A second big difference stems from globalization. Leaving out of this discussion for the moment the question of environmental problems within the First World itself, let’s just ask whether the lessons from past collapses might apply anywhere in the Third World today. First ask some ivory-tower academic ecologist, who knows a lot about the environment but never reads a newspaper and has no interest in politics, to name the overseas countries facing some of the worst problems of environmental stress, overpopulation, or both. The ecologist would answer: “That’s a no-brainer, it’s obvious. Your list of environmentally stressed or overpopulated countries should surely include Afghanistan, Bangladesh, Burundi, Haiti, Indonesia, Iraq, Madagascar, Mongolia, Nepal, Pakistan, the Philippines, Rwanda, the Solomon Islands, and Somalia, plus others” (map, p. 497).

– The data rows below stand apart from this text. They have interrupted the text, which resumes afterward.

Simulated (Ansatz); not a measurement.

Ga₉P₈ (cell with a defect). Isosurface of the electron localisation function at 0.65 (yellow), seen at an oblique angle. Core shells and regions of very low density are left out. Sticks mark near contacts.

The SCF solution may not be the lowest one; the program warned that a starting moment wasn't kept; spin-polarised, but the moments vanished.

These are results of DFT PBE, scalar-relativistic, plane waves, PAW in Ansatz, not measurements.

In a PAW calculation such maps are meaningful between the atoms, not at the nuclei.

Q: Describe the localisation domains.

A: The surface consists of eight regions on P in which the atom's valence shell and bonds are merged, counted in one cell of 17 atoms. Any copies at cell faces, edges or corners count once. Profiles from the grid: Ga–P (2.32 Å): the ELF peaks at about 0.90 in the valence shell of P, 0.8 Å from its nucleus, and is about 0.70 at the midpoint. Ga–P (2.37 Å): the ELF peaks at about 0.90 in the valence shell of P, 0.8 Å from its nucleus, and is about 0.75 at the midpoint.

Then go ask a First World politician, who knows nothing and cares less about the environment and population problems, to name the world’s worst trouble spots: countries where state government has already been overwhelmed and has collapsed, or is now at risk of collapsing, or has been wracked by recent civil wars; and countries that, as a result of those problems of their own, are also creating problems for us rich First World countries, which may end up having to provide foreign aid for them, or may face illegal immigrants from them, or may decide to provide them with military assistance to deal with rebellions and terrorists, or may even have to send in our own troops. The politician would answer, “That’s a no-brainer, it’s obvious. Your list of political trouble spots should surely include Afghanistan, Bangladesh, Burundi, Haiti, Indonesia, Iraq, Madagascar, Mongolia, Nepal, Pakistan, the Philippines, Rwanda, the Solomon Islands, and Somalia, plus others.”

Surprise, surprise: the two lists are very similar. The connection between the two lists is transparent: it’s the problems of the ancient Maya, Anasazi, and Easter Islanders playing out in the modern world. Today, just as in the past, countries that are environmentally stressed, overpopulated, or both become at risk of getting politically stressed, and of their governments collapsing. When people are desperate, undernourished, and without hope, they blame their governments, which they see as responsible for or unable to solve their problems. They try to emigrate at any cost. They fight each other over land. They kill each other. They start civil wars. They figure that they have nothing to lose, so they become terrorists, or they support or tolerate terrorism.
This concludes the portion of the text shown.